Now, let me leave the IBM typewriter and my conversation with the IBM executive. Let me go back and talk to you about the specifics of jobs. When I was in California at the Orientation Center for the Blind, I talked with people all along about blindness, trying to help blind persons come to realize that they could compete on terms of equality with others. I remember an individual who was an electrician before he became blind. He was 32 years old. He had been an electrician since before he was 20. One Sunday afternoon when he was working in his back yard a grinder blew up and blinded him. We got him at the Orientation Center very shortly afterward.

He came in with a kidding rather shallow kind of bravado, a sort of gaiety. He said he knew that he could learn to perform as a blind person as well as he’d ever performed as a sighted person.

It was obviously phony. It was clear he didn’t believe anything of the sort. After he had been there about two or three weeks, he said to me, "I have really been thinking about it, and in a sense I guess blindness may have been a good thing for me, because it caused me to re-evaluate my life and make the changes that I would like to have made all along. I never really was happy as an electrician. I think I’d like to get into another line of work."

"What would you like to do?" I asked.

"Something that would let me get out and travel around," he said.

"Like what?" I asked.

"Maybe I could do piano tuning," he said.

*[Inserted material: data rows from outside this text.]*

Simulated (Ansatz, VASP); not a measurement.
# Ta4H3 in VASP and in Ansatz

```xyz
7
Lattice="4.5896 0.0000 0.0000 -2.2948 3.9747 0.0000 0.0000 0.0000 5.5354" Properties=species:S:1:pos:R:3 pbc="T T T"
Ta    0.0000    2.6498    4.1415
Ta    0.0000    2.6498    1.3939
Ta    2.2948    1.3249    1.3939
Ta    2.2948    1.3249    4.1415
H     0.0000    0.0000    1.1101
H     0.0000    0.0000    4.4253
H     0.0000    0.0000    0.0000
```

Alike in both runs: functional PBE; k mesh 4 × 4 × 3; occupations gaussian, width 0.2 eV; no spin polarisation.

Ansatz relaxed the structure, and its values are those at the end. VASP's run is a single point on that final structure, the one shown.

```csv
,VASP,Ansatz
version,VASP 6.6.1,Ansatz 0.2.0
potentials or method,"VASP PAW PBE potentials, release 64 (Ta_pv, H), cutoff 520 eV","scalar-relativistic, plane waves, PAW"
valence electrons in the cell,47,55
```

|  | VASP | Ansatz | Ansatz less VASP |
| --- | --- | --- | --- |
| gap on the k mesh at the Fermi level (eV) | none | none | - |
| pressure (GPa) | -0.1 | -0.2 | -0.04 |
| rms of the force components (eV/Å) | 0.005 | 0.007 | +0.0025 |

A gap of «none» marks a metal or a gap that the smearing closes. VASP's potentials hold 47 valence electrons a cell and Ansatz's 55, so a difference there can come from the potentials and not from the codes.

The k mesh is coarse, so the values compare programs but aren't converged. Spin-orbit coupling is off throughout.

I’m sure I don’t have to tell you what that meant. He thought that was what blind people could do, and he was still trying to tell himself that he was a brave fellow, and maybe he really halfway convinced himself that’s what he wanted to do.

All I said was, "We’ll think about it." I changed the subject and began talking to him about the weather, and passed on.

After he had been at the center four or five months, he said to me one day, "You know, I was really phony about that piano tuning. I guess I thought that was all I could do as a blind person. But I’ve sort of changed my mind. Now, I can see some things that I didn’t then. I don’t want to be a piano tuner. What I really would like to do is go to college."

"Tell me about it," I said. "Tell me why."

"I think I would like to get into some sort of work helping my fellow blind," he said.

I said, "You know, you are an awful liar."

In these days of civil rights I suppose he could have hailed me up before the courts for having abused him. I might have had truth as a defense. I don’t know.

Anyway, his response was: "But how could a blind person be an electrician?"

"I don’t know," I said. "I’m not an electrician. I don’t know anything about electricians. Let’s work on it. You know something about being an electrician, and I know something about blindness. I don’t know whether you can be an electrician, but let’s try it. Let’s see what you can do."

Well, we did. He went back and got a job as a full-time electrician, and he worked at it quite well and satisfactorily. But I might have taken him seriously, or he might have taken himself seriously in those earlier false starts. If he hadn’t had some help in becoming deconditioned to what society had taught him to believe, he would have had a different kind of existence.

He taught me a lesson, too, by the way. He said, "You tell me that you believe a blind person ought to have an equal opportunity to be an electrician. Your house has some wiring problems. How about if I come over and work on your house? Are you willing for me to do that?"

I said, "Yes, I guess so if you’ll give me some idea about how you propose to do it."

To which he said, "I’m a licensed electrician. Would you ask a sighted man to give you that kind of proof?"

I said, "No, I really wouldn’t."

"Well, why, then, do you discriminate against me?" he asked.

I had taught him fairly well, I suppose. "Mark up a point for you," I told him. "I don’t care how you do it. If you believe you can do it, come and have a whack at it."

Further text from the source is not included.